Life was cheap, it didn’t have the same meaning you probably ascribe to it. Things may have changed somewhat, I really don’t have any idea. In my opinion, it wasn’t all that long ago.

The country was so illiterate that doctors would put up giant pictures of what they specialized in treating on the street. “Oh look, a giant lump on a neck, I have one of those”. It is hard for us to imagine such poverty and an illiterate population, but we live in a bubble. The reality of the world outside of it is quite different.

I think at the time I was making about $400 a month or something like that. I was rich in Taiwan. Stinking rich.

Now, things may have changed a bit. Its been a few years. So hold your letters. But…..but…..the Taiwan I saw was no where near ready or willing to defend itself. Sure, their military would put up something of an initial fight. They don’t have the equipment to do all that much. Have things changed in the last few decades from what I saw? Enough to allow them to stand up to the Chinese onslaught heading their way?

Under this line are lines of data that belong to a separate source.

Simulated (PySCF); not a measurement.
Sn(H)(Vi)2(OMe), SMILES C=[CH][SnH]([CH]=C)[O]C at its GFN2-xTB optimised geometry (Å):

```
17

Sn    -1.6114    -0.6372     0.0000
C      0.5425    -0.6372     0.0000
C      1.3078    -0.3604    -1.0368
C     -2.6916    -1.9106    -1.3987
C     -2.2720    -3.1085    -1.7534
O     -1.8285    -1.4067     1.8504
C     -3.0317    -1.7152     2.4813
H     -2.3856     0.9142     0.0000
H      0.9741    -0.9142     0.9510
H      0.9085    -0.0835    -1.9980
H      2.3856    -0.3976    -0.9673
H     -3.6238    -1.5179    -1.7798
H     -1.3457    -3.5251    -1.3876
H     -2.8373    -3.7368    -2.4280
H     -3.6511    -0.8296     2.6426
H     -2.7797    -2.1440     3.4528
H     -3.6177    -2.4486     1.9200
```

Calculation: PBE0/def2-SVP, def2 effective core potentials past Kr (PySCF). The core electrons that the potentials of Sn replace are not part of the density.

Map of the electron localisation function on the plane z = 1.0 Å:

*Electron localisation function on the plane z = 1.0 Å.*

What we are watching in Ukraine can be broken down into will. The people there, corrupt as they are, do have the will to fight. The Taiwan I saw was a beautiful place and the people, for the most part, nice people. But the will to fight? I didn’t see it. It was all about eating and having a place to sleep and being safe.

Biden said yesterday in Japan that we would get involved military wise should the Chinese invade. If this happens, in my opinion, it will be us doing the fighting.